Been meaning to post this, but now is as good a time as any. Dan Riehl at Riehl World View is less than impressed with the response of mainstream organizations generally, and the PR community in particular, to new media:
Not long ago, PR in politics, and a host of other areas, dealt mostly with responding to queries filtered through a somewhat conglomerated mainstream media. Today, news and political junkies, as well as experts and keenly interested parties in a range of fields, have direct access to media they never had before. Given these three examples, it seems reasonable to ask if the public relations industry across the board is truly keeping up with the growth in size and significance of new media.
Given my own experiences in j-school and in online media over the last four or so years, I don’t blame him for the skepticism.
While in journalism school at Arizona State University around 2003, I had the opportunity to talk with the then-VP of one of the bigger PR shops in Phoenix (which, by extension, means the state of Arizona). His take on my school was something like this:
“I have never hired graduates straight out of the Cronkite School. I’ve interviewed several, but I’ve never hired them. Why not? Because they know everything, you can’t tell them anything, and they have this idea that it’s all about circulating press releases and pitching stories, when in point of fact that’s such a minuscule part of the business anymore.”
“We’ve talked to the professors at the school,” he continued, “tried to explain, ‘Look, you’re not giving us the graduates we need.’ And they just won’t listen. They are hopelessly behind, but they refuse to change. They have this notion of PR that’s at least 15 years behind the times.”
When I heard that indictment of my school of choice, it became clear that I was receiving an obsolete education. So I went out of my way to augment that education to the extent possible. At the advice of that VP, I got in as many internships as possible (I ended up doing six in total), but by far the very best decision I made was to start a blog. As I say on my bio page, I really did it just for fun and experience – I didn’t anticipate it would actually translate to anything worthwhile as far as career options.

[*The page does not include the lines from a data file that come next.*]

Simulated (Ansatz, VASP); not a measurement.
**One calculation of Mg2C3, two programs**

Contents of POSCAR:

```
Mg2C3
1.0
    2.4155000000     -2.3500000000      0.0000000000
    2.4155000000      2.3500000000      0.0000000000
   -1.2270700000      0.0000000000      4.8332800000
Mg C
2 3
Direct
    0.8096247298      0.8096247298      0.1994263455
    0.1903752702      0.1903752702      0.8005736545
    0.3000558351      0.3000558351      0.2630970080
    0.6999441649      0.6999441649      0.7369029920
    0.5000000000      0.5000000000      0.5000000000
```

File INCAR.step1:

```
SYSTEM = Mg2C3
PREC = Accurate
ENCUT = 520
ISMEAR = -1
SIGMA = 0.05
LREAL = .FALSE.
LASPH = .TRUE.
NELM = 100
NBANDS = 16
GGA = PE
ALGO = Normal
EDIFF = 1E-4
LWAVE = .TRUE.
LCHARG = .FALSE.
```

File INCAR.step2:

I was very mistaken. That experiment in blogging as a student led to my blogging stint with the Alliance for School Choice, then going corporate, and now in my present role in web marketing. But back then, I’m fairly confident the blogosphere didn’t register a blip among my professors.
However, I rather suspect I’m an outlier as far as my time in school.
Understand, I graduated in ’04, back when blogging was really coming into vogue. In Internet terms, that was a generation or two ago – before the rise of the iPhone, at a time when Facebook was but a twinkle in Zuckerberg’s eye, back when Twitter only had vaguely to do with small birds or old ladies. This radical change in how we use the Internet, how it has altered the power structure, how it has changed the way we relate to and communicate with one another, has just happened way too fast for many big organizations to keep up.
The more obvious victims have, of course, been the legacy media. While most people (well, the navel-gazers within the MSM particularly) have focused largely on how new media has upended their traditional business model, not enough have focused on how the nature of communications has also changed. As Trent Reznor pointed out in connection with the destruction of the recording business:
“Anyone who’s an executive at a record label does not understand what the internet is, how it works, how people use it, how fans and consumers interact — no idea,” he declares. “I’m surprised they know how to use e-mail. They have built a business around selling plastic discs, and nobody wants plastic discs any more.”
Meanwhile, the entire system that for a lucky few turned those discs into hits — rock radio, MTV, music mags, CD megastores — has crumbled, and label execs have no idea where to turn. “They’re in such a state of denial it’s impossible for them to understand what’s happening,” Reznor says. “As an artist, you are now the marketer.”
Simply put, these are pretty radical changes that have taken place in just a few years. Bigger organizations with more insular thinking are getting caught flatfooted. As Glenn Reynolds likes to point out, smaller, more nimble organizations have a real edge.
In my professional work in search engine optimization, the thing that has really come to the forefront is how effective SEO – namely, backlink building – and effective PR are heavily connected. The line between the two has gotten so blurred that I really believe it’s increasingly hard to see where one ends and the other begins. But all this has happened outside the ivory towers that are churning out new batches of PR professionals. And with the rise of social networking, you can expect the dinosaurs at j-schools to become that much more befuddled at what is happening in the world beyond.
I’ve actually seriously considered doing some sort of graduate work related to PR and online marketing. But what journalism school out there really understands the intersection between the two?